Creating the covetable

6/14/2018

From quirky one-off items to entire commemorative or seasonal product lines, grocery retailers in North America are starting to use limited-time private brand offerings to build buzz, drive demand and establish unique experiences for customers.

Very few U.S. supermarket chains do this well, however, so those that get it, stand out, observes Diana Sheehan, vice president of retail and shopper insights for Kantar Consulting. San Antonio, Texas-based
H-E-B is “best in class,” she says, when it comes to creating must-have items that connect emotionally with consumers.

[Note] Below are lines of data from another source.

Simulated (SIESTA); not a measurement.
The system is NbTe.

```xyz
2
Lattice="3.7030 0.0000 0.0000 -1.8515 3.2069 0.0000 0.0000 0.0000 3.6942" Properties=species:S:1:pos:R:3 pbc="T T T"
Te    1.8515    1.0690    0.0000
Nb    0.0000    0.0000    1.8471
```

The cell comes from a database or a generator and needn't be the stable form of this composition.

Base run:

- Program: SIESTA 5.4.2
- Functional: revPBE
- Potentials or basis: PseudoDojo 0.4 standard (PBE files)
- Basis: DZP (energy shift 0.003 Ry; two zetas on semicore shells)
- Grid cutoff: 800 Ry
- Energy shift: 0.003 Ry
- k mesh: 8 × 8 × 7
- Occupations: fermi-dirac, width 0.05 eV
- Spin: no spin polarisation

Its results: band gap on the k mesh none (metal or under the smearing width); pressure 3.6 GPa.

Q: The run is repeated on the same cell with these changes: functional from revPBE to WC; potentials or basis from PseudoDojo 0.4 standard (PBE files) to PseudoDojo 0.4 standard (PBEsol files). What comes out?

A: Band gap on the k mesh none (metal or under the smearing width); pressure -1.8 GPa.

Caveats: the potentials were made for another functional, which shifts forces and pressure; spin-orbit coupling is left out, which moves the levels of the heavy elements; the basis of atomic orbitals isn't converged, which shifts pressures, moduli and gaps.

Take the limited-edition Selena tote bag that went on sale at select H-E-B stores on March 2 — an exclusive item the retailer developed in partnership with the Selena Foundation. As Sheehan, who grew up near Corpus Christi, points out, everyone in south Texas is familiar with the late Selena Quintanilla, an acclaimed Tejana singer and songwriter who is stilled referred to as the “Queen of Cumbia” by her legions of fans.

“That bag — it blew up my Facebook feed the day it came out because there were so many people asking which H-E-B store has the bags. They sold out,” remembers Sheehan, who lives in the Chicago area, but still has family in Texas. The $2 bags, in fact, were listed on eBay for as much as $50 barely 15 minutes after they first went on sale.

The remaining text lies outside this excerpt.